Maurer v Colton |
2020 NY Slip Op 00965 |
Decided on February 7, 2020 |
Appellate Division, Fourth Department |
Published by New York State Law Reporting Bureau pursuant to Judiciary Law § 431. |
This opinion is uncorrected and subject to revision before publication in the Official Reports. |
Decided on February 7, 2020 SUPREME COURT OF THE STATE OF NEW YORK Appellate Division, Fourth Judicial Department
PRESENT: CARNI, J.P., LINDLEY, CURRAN, WINSLOW, AND BANNISTER, JJ.
1228 CA 19-00693
v
KENDALL COLTON, SHERRY COLTON, AND THOMAS COLTON, DEFENDANTS-APPELLANTS. (APPEAL NO. 1.)
LAW OFFICES OF DESTIN C. SANTACROSE, BUFFALO (ELISE L. CASSAR OF COUNSEL), FOR DEFENDANTS-APPELLANTS.
GIBSON, MCASKILL & CROSBY, LLP, BUFFALO (MICHAEL J. WILLETT OF COUNSEL), AND THE HIGGINS KANE LAW GROUP, P.C., FOR PLAINTIFF-RESPONDENT.

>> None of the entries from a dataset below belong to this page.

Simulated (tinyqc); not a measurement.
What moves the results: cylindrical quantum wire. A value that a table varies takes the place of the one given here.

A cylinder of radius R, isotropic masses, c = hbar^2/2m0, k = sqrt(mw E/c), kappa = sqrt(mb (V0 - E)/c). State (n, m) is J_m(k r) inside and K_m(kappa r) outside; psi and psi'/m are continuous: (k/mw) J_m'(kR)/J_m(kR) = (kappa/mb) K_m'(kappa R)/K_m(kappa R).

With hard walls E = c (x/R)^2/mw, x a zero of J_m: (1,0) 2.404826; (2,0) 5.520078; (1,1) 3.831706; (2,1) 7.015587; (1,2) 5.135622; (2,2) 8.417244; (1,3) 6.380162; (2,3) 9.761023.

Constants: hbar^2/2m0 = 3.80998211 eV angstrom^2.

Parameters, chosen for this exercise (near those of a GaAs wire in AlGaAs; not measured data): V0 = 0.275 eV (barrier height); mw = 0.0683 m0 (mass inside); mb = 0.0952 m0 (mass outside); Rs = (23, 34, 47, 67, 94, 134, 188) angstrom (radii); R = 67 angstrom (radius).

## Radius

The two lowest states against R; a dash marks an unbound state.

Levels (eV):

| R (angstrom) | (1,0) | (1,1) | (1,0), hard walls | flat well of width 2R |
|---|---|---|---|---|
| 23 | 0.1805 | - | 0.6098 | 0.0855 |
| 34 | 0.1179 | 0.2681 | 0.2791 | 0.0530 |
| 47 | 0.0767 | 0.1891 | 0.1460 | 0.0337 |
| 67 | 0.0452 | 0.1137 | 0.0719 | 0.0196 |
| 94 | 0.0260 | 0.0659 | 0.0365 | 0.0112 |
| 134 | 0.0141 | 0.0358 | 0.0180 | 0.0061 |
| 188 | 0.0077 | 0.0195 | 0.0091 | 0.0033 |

Appeal from an order of the Supreme Court, Erie County (Mark A. Montour, J.), entered October 26, 2018. The order, among other things, granted plaintiff's motion seeking partial summary judgment on the issue of serious injury.
It is hereby ORDERED that the order so appealed from is unanimously modified on the law by denying plaintiff's motion for partial summary judgment with respect to the 90/180-day category of serious injury and with respect to the permanent consequential limitation of use and significant limitation of use categories insofar as they relate to the alleged injury to her right knee and as modified the order is affirmed without costs.
Same memorandum as in Maurer v Colton ([appeal No. 3] — AD3d — [Feb. 7, 2020] [4th Dept 2020]).